Since hybrid algorithms were not proposed as specific optimization algorithms, but as a broad class of algorithms inspired by the diffusion of ideas and composed of multiple existing operators, the community started showing increasing attention toward these algorithmic structures as a general guideline for addressing specific problems.

In addition, many studies[1, 4] show that it is a promising strategy to find trusting regions or elites in the fitness landscape, which can be fully applied to guide the direction of evolution well. Murata et al[8]. first proposed that a mathematical method could be used to calculate the global optimum using the information of two subsequent generations. Yu et al[16]. proposed that in the differential evolution algorithm, the differential vector from the parent individual to its offspring (or the vector from an individual with poor fitness to an individual with higher fitness) is defined as the moving vector, and the convergence point is estimated according to the moving vector.
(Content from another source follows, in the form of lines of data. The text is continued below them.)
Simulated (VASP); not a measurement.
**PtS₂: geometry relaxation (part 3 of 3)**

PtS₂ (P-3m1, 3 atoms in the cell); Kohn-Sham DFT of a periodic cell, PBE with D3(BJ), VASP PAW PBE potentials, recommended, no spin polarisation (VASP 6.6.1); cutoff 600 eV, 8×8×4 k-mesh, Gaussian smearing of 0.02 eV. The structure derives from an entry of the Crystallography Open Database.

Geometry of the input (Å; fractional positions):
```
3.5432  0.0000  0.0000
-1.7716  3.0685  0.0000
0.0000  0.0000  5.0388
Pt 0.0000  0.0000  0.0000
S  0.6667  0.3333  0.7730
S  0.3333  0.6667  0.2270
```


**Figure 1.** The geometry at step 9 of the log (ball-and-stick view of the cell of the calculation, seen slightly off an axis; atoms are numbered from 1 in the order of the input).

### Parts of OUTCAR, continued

In this paper, we employ a simple strategy to approximately estimate the convergence point, which is roughly estimated by the averaging strategy and weighted averaging strategy of the elite sub-population. Besides, after each generation optimized by DE, we apply a Gaussian sampling operator with the mean of the estimated convergence point. In experiment design, we evaluate our proposal with 28 benchmark functions from the CEC 2013 Suite[7]. Finally, we summarize our work and provide some open topics for future discussions.

The rest of the paper is organized as follows. Section II includes preliminaries and related works. Section III provides a detailed description of our proposal. Section IV provides the numerical experiments and experiments analysis. Finally, Section V concludes the paper and shows the future directions.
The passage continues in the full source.